7   11  0   5   6   7 # values
0   1   2   3   4   5 #indices

the indexes will be the values of x, so x-1 gives:

-1 
0
1
2
3
4

-1 will give you the right most value. (using negative indices, you access the list from the right hand side)

What is this program even suppose to do? Is there an exercise?


#5

You have this list

[7, 11, 0, 5, 6, 7]

And you iterate through its indices.
but you don’t look at the current one, you look at the previous one, so you’re really looking at this list:

[7, 7, 11, 0, 5, 6]  # move last element to beginning

There can’t possibly be any point to that


I don’t see why you print the letter N, wouldn’t it be better to know which value N has?


If you’re trying to compare values pair-wise with the one that follows, why don’t you start with iterating through the following:

(7, 11)
(11, 0)
(0, 5)
(5, 6)
(6, 7)

Note that this is one pass over the list, you would not be nesting loops inside each other


@stetim94
https://www.codewars.com/kata/equal-sides-of-an-array


How does comparing elements to each other relate to the problem?
Again with the example input of all values being equal - this won’t tell you anything

[1, 1, 1, 1, 1]  # this has a solution: 2
[1, 1, 1, 1]     # this has no solution (-1)

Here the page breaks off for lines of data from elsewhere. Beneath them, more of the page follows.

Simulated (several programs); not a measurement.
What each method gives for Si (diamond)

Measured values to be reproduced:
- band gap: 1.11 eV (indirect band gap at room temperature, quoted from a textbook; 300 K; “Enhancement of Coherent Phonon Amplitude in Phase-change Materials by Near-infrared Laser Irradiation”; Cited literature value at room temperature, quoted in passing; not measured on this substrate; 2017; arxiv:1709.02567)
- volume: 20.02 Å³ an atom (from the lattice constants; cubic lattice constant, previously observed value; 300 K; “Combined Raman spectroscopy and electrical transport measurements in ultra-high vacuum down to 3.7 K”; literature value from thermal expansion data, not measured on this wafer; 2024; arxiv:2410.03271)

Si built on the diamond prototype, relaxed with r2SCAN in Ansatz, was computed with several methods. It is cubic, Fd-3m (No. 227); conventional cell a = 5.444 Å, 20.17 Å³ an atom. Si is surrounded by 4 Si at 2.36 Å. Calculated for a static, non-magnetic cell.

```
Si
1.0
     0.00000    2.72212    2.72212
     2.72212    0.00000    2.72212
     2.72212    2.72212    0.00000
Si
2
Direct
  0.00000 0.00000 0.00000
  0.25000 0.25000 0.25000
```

The problem statement is about sums there is a condition to check at each position:

find an index N where

the sum of the integers to the left of N is equal to the sum of the integers to the right of N

So for each possible N, you should be testing whether:

the sum of the integers to the left of N

is equal to

the sum of the integers to the right of N


#6

Generally speaking, when iterating over a linear object (a list) we would never use nested loops. Just one loop is sufficient. If we wish to access both the index and the value, then use enumerate…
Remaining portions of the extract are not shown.